Good Morning or Good Afternoon or Good Evening,
this post should take approximately five minutes to read from start to finish.
I know that I hoped for last year that this blog would reach total of either 9,500 total page views or 10,000 total page views. Overall, I was well pleased to know that this blog has reached over 9,500 total page views in December last year.
This post focuses on BYU Devotional in January 1975 and it is called "The Time for New Year's Resolutions" by Brother Sterling W. Sill. This post is part one and I would like to share with you some highlights while I was reading the Devotional.
Brother Sill has mentioned the following; "... The custom of celebrating holidays
We have a very interesting custom among us of setting aside special days on which we think about special things. We set aside the second Sunday in May as Mother’s Day, and on this day we let our minds reach up and try to understand the purposes for which this day was set apart.

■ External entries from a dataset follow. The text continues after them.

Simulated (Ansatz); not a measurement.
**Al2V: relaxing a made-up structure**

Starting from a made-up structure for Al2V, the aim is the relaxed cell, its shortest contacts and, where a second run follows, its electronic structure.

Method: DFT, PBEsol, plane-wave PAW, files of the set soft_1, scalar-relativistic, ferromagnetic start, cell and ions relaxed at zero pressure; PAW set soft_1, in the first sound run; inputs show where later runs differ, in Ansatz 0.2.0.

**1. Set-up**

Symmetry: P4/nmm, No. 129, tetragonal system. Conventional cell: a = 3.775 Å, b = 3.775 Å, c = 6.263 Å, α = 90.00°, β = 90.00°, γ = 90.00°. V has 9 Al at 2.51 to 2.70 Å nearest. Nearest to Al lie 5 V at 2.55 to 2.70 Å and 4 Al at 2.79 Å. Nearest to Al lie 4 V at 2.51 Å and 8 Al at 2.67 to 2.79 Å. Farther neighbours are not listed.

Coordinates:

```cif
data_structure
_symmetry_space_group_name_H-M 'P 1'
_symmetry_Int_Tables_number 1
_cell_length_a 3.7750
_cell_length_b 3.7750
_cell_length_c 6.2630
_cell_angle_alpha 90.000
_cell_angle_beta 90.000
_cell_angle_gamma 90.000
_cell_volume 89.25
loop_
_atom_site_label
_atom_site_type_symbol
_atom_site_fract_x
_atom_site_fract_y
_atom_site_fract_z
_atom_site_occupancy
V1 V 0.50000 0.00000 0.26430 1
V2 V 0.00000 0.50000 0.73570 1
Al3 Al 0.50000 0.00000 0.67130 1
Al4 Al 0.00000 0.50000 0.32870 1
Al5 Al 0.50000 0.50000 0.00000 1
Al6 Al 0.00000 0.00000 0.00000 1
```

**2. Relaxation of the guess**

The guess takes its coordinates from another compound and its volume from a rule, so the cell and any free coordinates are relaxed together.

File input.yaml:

We set apart the third Sunday in June as Father’s Day for the same reason. Someone has said that the human mind has some of the qualities of the tendrils of a climbing vine; that is, it tends to attach itself and draw itself upward by what it is put in contact with.
Then we have some other great days on which we think about other wonderful ideas. We have Memorial Day, Easter, Pioneer Day, and the Fourth of July. We set aside the fourth Thursday in November as Thanksgiving. On this day we try to build gratitude and appreciation into our lives. ... As we recount our blessings, we increase them. ...
Importance of the New Year
... This is a time when we make New Year’s resolutions. This is the time when we could make some determinations about the things that we have been thinking about during Christmas. Sometimes after some great event is over, we close our minds on it and forget about what we have done.
That is, after Christmas, we repack our boxes of ornaments and tinsel. The Christmas themes are taken off the radio, and we go back to doing the things that we did before. Of course, when we do that, we miss one of the greatest values of Christmas.
When we lay down the ideas that we have associated with during this high point of the year, we frequently have a corresponding recession in our lives. ... The Christmas season loses much of its constructive purpose when we repack our tinsel and forget about it. ...
"NEW YEAR'S RESOLUTION Something that goes in one year, and out the other." |
We come now to this very important period of January, this time of a new beginning. ... Janus had one interesting peculiarity; he had two faces. With one face he looked back into the past year to discover his own mistakes and his own successes.
Then through the other face he looked up into the future to make plans for a new year and to put these great ideals into operation that had been formed during the past year.
... Now, God has a time-traveling ability, some of which he has given to the prophets as well as to us. We remember that Abraham was permitted to go back and relive the preexistence. He said, “Now the Lord has shown unto me, Abraham, the intelligences that were organized before the world was; and that among all these there were many of the noble and great ones” (Abraham 3:22).
The Lord also put John the Revelator into a time machine and sent him up into the future to prelive the final judgement. We have been given that same ability in our dreams and imaginations. ... President McKay didn’t learn how to be the President of the Church when he was ninety or seventy or sixty.
He learned those lessons when he was five and ten and fifteen. And then in his dream he went back and relived that important experience so that he could reabsorb the original good. When he had awakened the next morning, even though now his mother had been gone for many years, it was as though he had actually had that experience with his mother during the nighttime.
Preliving the important events of our lives
But no one needs to be asleep in order to dream, and with equal benefit we can go back and relive our marriage vows. We can relive and revitalize the covenants which we made at the waters of baptism when we promised God that we would be faithful.
We can go back and relive all of those sources in the past from which we may regain strength and ambition, and we can remake our decisions about them. Or we may push the lever in the other direction and prelive the future. ...
We can also prelive our marriage vows and determine in advance the kind of people we would like to be when that great occasion arrives.
This is much better than being faced with the pressures of the moment when the occasion arises so that we clean ourselves up temporarily to get married. ... However, after the goal has been accomplished, we sometimes drop back into our past mediocrity because we are not prepared to carry through.
Sometimes we even go to college or we go on missions or we do some other great thing, but because we lack the necessary buildup to give us the follow-through and determination, it doesn’t do us the good that was intended. ... But for all of us, this month of January is a month when we look up into the new year and also plan for more effective lives. We can prelive our marriages. We can prelive our deaths.
Suppose we think occasionally of the kind of people we would like to be on that very special future occasion of our marriage, when we stand up in the house of the Lord that has been dedicated for his sacred purposes and take some very special person by the right hand and promise her or him that throughout our lifetimes we will be faithful. We will be true to those great trusts of life that have been given us as we have come into mortality."